Prior to any take-over, he was sent to investigate reasons why the company that produced his favourite game was in so much trouble. Essentially, he found a company that was out of touch with its fan-base, producing poor quality products that nobody wanted and nobody needed in order to run a game of Dungeons of Dragons. In addition, hundreds of thousands of dollars were being used to protect the copyright on an endless cycle of products, which it really had no real need to protect in economic terms.

Basically, a resourceful referee of any RPG only needs the core rule-books that define the game setting. The actual game is like a series of stories (called adventure modules) and a creative referee can design their own adventures, using the core books. TSR invested a lot of energy into producing its own adventure modules and many of those were contrived or sub-standard. What’s more, they clamped down on anyone trying to write independent adventure modules, alienating the more talented members of their fan-base. As the internet evolved in the 1990s, those former fans became e-community leaders and their criticism of the TSR product made a severe impact on sales. Add up falling sales and the high cost of retaining rights on a dead product and you’ve got a disaster waiting to happen.

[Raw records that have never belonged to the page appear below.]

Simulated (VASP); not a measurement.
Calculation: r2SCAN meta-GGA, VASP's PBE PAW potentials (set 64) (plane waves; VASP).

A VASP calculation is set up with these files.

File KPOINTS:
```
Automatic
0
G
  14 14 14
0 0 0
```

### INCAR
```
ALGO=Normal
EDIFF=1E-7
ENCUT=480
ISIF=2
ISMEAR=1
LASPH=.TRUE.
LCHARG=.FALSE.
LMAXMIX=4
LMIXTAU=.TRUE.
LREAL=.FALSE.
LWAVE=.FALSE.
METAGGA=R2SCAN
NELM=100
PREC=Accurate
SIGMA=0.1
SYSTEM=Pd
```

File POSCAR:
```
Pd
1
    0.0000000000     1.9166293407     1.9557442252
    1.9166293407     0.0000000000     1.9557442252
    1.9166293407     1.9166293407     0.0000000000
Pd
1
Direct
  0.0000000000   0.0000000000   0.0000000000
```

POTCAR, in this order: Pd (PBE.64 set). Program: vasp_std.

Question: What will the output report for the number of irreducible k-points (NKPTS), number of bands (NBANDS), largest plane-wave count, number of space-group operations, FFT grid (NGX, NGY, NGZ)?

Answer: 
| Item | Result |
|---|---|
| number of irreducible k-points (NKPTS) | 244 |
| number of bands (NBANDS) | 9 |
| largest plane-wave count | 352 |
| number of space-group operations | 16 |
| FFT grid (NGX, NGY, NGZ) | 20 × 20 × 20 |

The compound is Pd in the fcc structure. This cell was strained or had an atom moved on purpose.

Ryan Dancey managed to reverse all that and restore the Dungeons and Dragons product back to its place as market leader in a very short time. He took the ‘bold’ step of listening to the fan-base and organising a complete overhaul on the core Dungeons and Dragons source books. But even more dramatically, inspired with the emerging Open Copyright Licence (OCL) movement he created the Open Gaming Licence for WOTC in 2002, allowing amateur and independent companies to publish RPG adventures and related products, using a standard reference document of Dungeons and Dragons game mechanics.

This has created a renaissance in the RPG community, with many unpublished writers and artists finding work with small companies, establishing their particular niche in the market, often exploiting new technologies (e.g. offering product for download from the web rather than in a printed format). The existing licence has also drawn some criticism from those who think it is too restrictive in its current format, citing problems in distinguishing open content from closed content in publications and product identity requirements as the main issues. It is interesting to note that these critics have suggested a shift to using the OCL Attribute-Share-a-Like Licence.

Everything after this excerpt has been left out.